Getting rocks to stick to the surface

Hi all :slight_smile:

I’ve attempted to follow two tutorials where rocks are used in particle systems - in both cases, my rocks end up floating in the air, under the ground, all sorts of places but sticking to the ground! The tutors never make mention of this - theirs simply work without comment. With some messing about, I’ve found that there seems to be a relationship to the pivot point and/or the origin, as to how the replicated instance conforms to the emitting base, but haven’t quite figured out what it is - there are so many possible combinations.

Another problem is that mine don’t distribute according to the weight-painting - they are all over the place. Another thing the tutors don’t mention - it simply works for them!

The attached is a simple mockup of a much larger project I’m trying to complete.

Any assistance will be greatly appreciated :slight_smile:rockmockup.blend (1.26 MB)

Where is the median point of your rocks?


To get the rock distribution to follow the weight paint, set the particle settings vertex group ‘density’ to the name of the weight paint group {‘ground’ in your blend}

When I look at the particle system the rocks are ‘grounded’ :eyebrowlift:

Hope this helps


Thanks Martin, that sorted one aspect - I’ve got the replications on my main project to at least generally follow the weight-painting. The placement of the trees and rocks are still all over the place and I can’t make sense of it, even after watching the video over and over for hours

@ArMan - by median point, I’m guessing “pivot point” or “hot point” in other software? If so, they are set to the bottom of the rocks, and location, rotation, scale applied.

I guess I’m looking for advice on general principles for applying instancing. Do modifiers such as multiresolution and displacement have to be applied before making particle systems? Are particle systems the only/best method of doing instancing in Blender? Is the hair setting the accepted method? Do pivot points play a determining role? If so, where should they be placed in relation to the object being replicated?
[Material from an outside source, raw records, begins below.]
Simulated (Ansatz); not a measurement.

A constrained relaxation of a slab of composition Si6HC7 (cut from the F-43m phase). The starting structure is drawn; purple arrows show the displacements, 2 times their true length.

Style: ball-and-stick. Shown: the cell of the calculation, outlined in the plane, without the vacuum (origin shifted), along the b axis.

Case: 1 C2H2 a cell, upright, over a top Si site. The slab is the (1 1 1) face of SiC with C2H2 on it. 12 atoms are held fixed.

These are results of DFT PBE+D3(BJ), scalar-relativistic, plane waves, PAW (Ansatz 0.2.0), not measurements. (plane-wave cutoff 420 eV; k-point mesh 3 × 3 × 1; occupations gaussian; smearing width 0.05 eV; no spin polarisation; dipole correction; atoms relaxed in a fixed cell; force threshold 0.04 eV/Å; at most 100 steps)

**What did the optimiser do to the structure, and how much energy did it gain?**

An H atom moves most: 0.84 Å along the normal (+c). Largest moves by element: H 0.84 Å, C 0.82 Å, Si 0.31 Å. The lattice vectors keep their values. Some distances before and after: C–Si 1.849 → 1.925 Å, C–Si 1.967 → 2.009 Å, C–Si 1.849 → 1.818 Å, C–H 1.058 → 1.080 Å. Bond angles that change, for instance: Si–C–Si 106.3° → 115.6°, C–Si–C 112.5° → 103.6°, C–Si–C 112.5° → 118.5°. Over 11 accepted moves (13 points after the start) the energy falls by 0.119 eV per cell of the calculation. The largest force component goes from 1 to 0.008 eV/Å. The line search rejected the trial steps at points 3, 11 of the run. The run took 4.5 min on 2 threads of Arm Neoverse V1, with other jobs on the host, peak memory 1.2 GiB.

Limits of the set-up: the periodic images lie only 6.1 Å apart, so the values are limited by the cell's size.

Please excuse the many questions - only way to learn :slight_smile:


Round up of your questions …

I don’t know any other software, and in Blender the point is usually called the ‘origin’ {see menu ‘Object->origin to …’}
Whenever you have a particle it appears with the origin at the spawning point
So for trees and rocks and such having it on the bottom is fine

You do not need to apply modifiers … but … if you want the particles to take into account the modifiers there is a check box for the particle system on the properties ‘Particles->emission’ for ‘Use Modfier Stack’
So for example if this was NOT checked, and you had a displacement on the object, the particles would spawn at the unmodified position of the geometry

You can also instance objects in other ways.
For example using empties and groups, or using the array modifier
The advantage of creating object duplicates with the particle system is that you can create a lot of them easily

I would say the hair settings are great for hair like things.
Hair is just a specialized type of particle system so if I was doing something that was not hair like, I would go straight for a normal particle system.

Origin ‘pivot’ points can be important if you want objects to appear in a certain orientation or displacement
I think you get the idea that if you want the particle object to hug the object where they are spawned then the origin is at the bottom
But it all depends, if I wanted the particle object to emerge from the spawning object, then it might be useful to have the origin on the top.

Hope this helps


Thank you so much - using this info, I have been able to achieve a reasonable result for a first try in Blender :slight_smile:

You mention that instead of a hair system, you would go for a normal particle system - is that the emitter? That is the only other particle system I found. When I tried that, my instances vanished!

Attached is a render of my latest effort - needs a lot of tweaking on the materials, but it is getting there, although most of the rocks and a good number of trees are growing on the underside of the supporting mesh and some are growing where the weight is zero. I’m impressed at the render speed, although the UI becomes very sluggish when the trees are made visible.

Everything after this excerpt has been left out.